As you know that some MSX games have been successfully ported to SVI-3x8. Recently, I got the urge of porting SVI-3x8 games or at least some of them to MSX like SPECTRON and Armored Assault and others. As I wanted to start my own project I faced some big obstacles. I don't have a table of MSX I/O ports and their equivelent in SVI-3x8 such as video and audio and others! So I tried to do an utopsy on a famous MSX games which already been ported to SVI-3x8 in order to compare the differences and try to fill my own I/O ports table.
I began with an SVI-3x8 cassette tape containing the famous Konami "The Goonies". So here are my findings:

Utopsy main hardware: My Android mobile phone
Utopsy software: Hex Editor v.2.5.8 by First Row (thanks for such a useful free tool)
File is in TOSEC: Spectravideo SVI-318 & SVI-328 - Various - [CAS] (TOSEC-v2014-05-29_CM).zip
Filename: Goonies, The (1986)(Konami)[h Lord Wezzex][CLOAD + RUN].cas
File Length: 52 Kb = 53,248 Bytes
MSX Goonies.rom Length: 32 Kb = 32,768 Bytes

After doing a few byte searching for starting bytes of the real MSX "Goonies.rom" game I found it starting at 42F8H of the SVI-328 cas file! (what the hell all of the starting 16.74 Kb (17,144 Bytes) is for anyway?!
And the final byte of the MSX goonies.rom file is at C3B2H of the SVI-328 cas file, so I
1- Opened the SVI-328 cas file in the Hex Editor
2- Deleted bytes from C3B3H to the end of the file which is here CFFFH then saved the changes and closed the file
3- cas filesize have decreased from (52 Kb = 53,248 Bytes) to (48.92 Kb = 50,099 Bytes)
4- Reopened the file and deleted bytes from the start of file to 42F7H then saved the changes and closed the file
5- cas filesize have decreased from (48.92 Kb = 50,099 Bytes) to (32.18 Kb = 32,955 Bytes)
6- Reopened the file and deleted bytes from 4000H -apparently the start of the 2nd BIN file in the SVI-328 cas file- to 40BAH then saved the changes and closed the file
7- Now cas filesize have decreased from (32.18 Kb = 32,955 Bytes) to be exactly (32 Kb = 32,768 Bytes) same as goonies.rom file
8- Rename the SVI-328 cas file extension from cas to rom
9- I tried to load the new ROM file in openMSX SVI-3x8 machine but it doesn't work (I don't know how the SVI-328 run normal ROMs but out of hitting the wall feelings and out of pure curiousity I changed the machine to an MSX and loaded the new ROM with "guess rom type" option and it amazingly worked!
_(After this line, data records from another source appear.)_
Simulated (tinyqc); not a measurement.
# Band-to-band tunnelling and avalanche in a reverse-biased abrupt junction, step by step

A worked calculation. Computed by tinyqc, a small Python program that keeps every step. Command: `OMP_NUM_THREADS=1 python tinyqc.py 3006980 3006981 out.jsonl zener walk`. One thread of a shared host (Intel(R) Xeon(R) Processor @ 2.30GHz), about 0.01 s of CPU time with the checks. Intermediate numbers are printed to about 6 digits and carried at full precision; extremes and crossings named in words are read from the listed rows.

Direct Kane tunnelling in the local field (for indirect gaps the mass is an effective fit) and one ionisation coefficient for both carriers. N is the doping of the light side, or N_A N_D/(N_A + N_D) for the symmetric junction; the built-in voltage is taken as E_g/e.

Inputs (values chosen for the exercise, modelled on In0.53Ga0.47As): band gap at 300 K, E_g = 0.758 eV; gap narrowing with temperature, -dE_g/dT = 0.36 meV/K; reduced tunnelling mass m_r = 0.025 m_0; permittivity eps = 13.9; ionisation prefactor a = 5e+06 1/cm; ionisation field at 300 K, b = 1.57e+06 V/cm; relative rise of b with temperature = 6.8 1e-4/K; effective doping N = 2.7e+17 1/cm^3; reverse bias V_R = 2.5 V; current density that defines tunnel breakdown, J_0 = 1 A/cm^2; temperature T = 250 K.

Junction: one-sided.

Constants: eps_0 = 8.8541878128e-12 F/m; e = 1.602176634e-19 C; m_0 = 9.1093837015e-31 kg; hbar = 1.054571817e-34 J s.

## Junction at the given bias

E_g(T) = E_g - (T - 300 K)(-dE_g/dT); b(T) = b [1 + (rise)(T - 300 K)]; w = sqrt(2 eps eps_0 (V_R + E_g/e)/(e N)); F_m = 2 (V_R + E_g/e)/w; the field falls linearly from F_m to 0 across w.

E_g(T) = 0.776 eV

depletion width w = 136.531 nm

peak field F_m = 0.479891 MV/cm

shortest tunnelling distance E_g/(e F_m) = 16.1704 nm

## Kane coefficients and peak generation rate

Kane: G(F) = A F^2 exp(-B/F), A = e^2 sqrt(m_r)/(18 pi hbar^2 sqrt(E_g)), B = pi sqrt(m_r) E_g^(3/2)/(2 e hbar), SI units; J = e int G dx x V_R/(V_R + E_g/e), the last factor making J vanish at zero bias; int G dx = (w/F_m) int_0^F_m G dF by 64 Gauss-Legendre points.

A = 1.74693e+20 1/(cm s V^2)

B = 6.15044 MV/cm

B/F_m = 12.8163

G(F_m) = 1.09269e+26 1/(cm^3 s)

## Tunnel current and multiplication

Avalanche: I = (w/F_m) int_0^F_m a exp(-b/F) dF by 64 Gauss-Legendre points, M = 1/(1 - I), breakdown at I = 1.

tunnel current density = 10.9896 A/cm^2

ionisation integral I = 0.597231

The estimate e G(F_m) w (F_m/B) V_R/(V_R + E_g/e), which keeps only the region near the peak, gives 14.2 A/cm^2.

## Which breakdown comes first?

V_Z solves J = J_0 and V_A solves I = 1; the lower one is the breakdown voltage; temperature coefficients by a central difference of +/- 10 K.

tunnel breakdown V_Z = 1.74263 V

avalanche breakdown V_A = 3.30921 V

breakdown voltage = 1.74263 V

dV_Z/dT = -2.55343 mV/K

I thought that the rom have lots of bytes changed because it was meant to be run in the SVI-3x8. For example:
CD046F CALL BREAKX <- MSX CTRL+STOP check
expected to be:
CD3512 CALL BREAKX <- SVI-3x8 CTRL+STOP check

and:
CD4F08 CALL CHGMOD <- MSX CHGMOD= Change VDP mode
It should be:
CDD937 CALL CHGMOD <- SVI-3x8 CHGMOD= Change VDP mode

and so on but since the ROM is running on MSX without any changes so how can it be runing on SVI-3x8 without any modification?! My only guess is that the answer might be in the 20480 bytes of machine code I deleted earlier from the SVI-3x8 cas file. Anyway it is quite huge to be just a simple BIN loader and RAM mapper for the game. It might contain a table coordinator of MSX to SVI-3x8 ports numbers & BIOS equivelent routines addresses.

So, what do you think?!
Thanks in advance for sharing your experties and/or answers and for helping me understand.

BTW, another crazy idea I wonna try. I'll devide another 32 Kb MSX ROM into 2 equal BIN files (using the Hex Editor), then I'll just add the things I deleted and then convert the resulting 52 Kb file to a wave file, then I'll try running it in SVI-3x8 machine (without the Goonies cheats of course) and I'll see if it would run.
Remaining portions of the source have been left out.